So bowling seemed tame. Afterwards, we could get French Market doughnuts, maybe talk about his life before he met my mom, that life of adventure during the Depression when he “rode the rails and slept in hobo jungles,” when he saw “Dempsey fight Firpo and get knocked clear outa the ring,” and when he was a cowboy out west. I liked it when he told us stories of his days as a cowboy, getting shot in a gun battle and being nursed back to life by a Mexican woman named Jaunita. I was 14 before I realized the cowboy stories were made up.

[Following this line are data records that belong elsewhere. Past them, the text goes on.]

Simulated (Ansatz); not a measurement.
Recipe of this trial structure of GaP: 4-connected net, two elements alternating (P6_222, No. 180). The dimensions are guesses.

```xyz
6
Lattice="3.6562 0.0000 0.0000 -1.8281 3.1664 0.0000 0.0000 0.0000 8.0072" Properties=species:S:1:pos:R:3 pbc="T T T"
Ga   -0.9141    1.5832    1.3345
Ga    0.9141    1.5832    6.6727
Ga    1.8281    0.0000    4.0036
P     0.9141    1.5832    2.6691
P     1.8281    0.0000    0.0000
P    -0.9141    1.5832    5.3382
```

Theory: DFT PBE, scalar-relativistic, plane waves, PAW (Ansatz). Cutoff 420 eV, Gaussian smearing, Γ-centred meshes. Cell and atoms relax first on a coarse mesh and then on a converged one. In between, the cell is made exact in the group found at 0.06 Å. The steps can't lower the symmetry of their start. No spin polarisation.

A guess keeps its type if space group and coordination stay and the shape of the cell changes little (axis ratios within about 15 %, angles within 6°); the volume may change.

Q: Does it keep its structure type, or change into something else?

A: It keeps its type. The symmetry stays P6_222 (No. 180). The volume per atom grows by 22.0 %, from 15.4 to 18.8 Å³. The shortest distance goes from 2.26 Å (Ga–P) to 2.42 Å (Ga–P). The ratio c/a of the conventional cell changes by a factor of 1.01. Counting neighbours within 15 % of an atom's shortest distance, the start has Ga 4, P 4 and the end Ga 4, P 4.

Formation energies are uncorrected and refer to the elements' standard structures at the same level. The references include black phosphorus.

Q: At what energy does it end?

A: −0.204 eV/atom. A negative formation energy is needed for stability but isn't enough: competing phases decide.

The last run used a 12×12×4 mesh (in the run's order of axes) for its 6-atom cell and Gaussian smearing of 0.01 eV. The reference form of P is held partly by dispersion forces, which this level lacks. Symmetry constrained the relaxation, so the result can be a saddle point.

If my dad were alive today, I’d want to take him and my 12-year-old son bowling. I’d want my dad to know Josh, want Josh to know his grandfather. I’d want my dad to see how Josh and I go out every Friday night to see a play, that we’ve been doing this since he was 10, and how before that we went to the Silent Movie Theatre on Fairfax every Friday since he was eight. Josh always has more popcorn and candy than his mother would like, but what the hell. We’ve seen Shakespeare and Thornton Wilder, Chekhov and Neil Simon, Moliere and Arthur Miller, Sophocles and Eugene O’Neil, Ibsen and Samuel Beckett, Ionesco and Neil Simon, Pirandello and Edward Albee. It’s better than bowling.
So anyway, Josh and I saw Strindberg’s Dance of Death this weekend at the Company Rep in North Hollywood. An adaptation by Friedrich Duerrenmatt. A battle of the sexes, to put it mildly. The play figuratively takes place in the boxing ring of their living room. The husband enters the stage and sits up left while the wife enters and sits down right. An announcer steps into the center of the ring and says, “Round One, Conversation Before Dinner.” Then they sit there for five minutes saying absolutely nothing. Tick tock. Tick tock. Silence. I’ve never heard silence get such a laugh. It came in waves. Silence, then laughter, then tired silence. Waiting. You figure, okay, joke’s over. But no, the silence goes on. Then laughter again. Then silence. Then laughter. Then silence and more silence. Acceptance of the profundity of their lack of communication. Everyone, actors and audience alike, finally lapse into this sad and weary silence.
On the way home I told Josh about Strindberg’s life, how he married several times, always very young women.
“Sounds like he was a player,” Josh said.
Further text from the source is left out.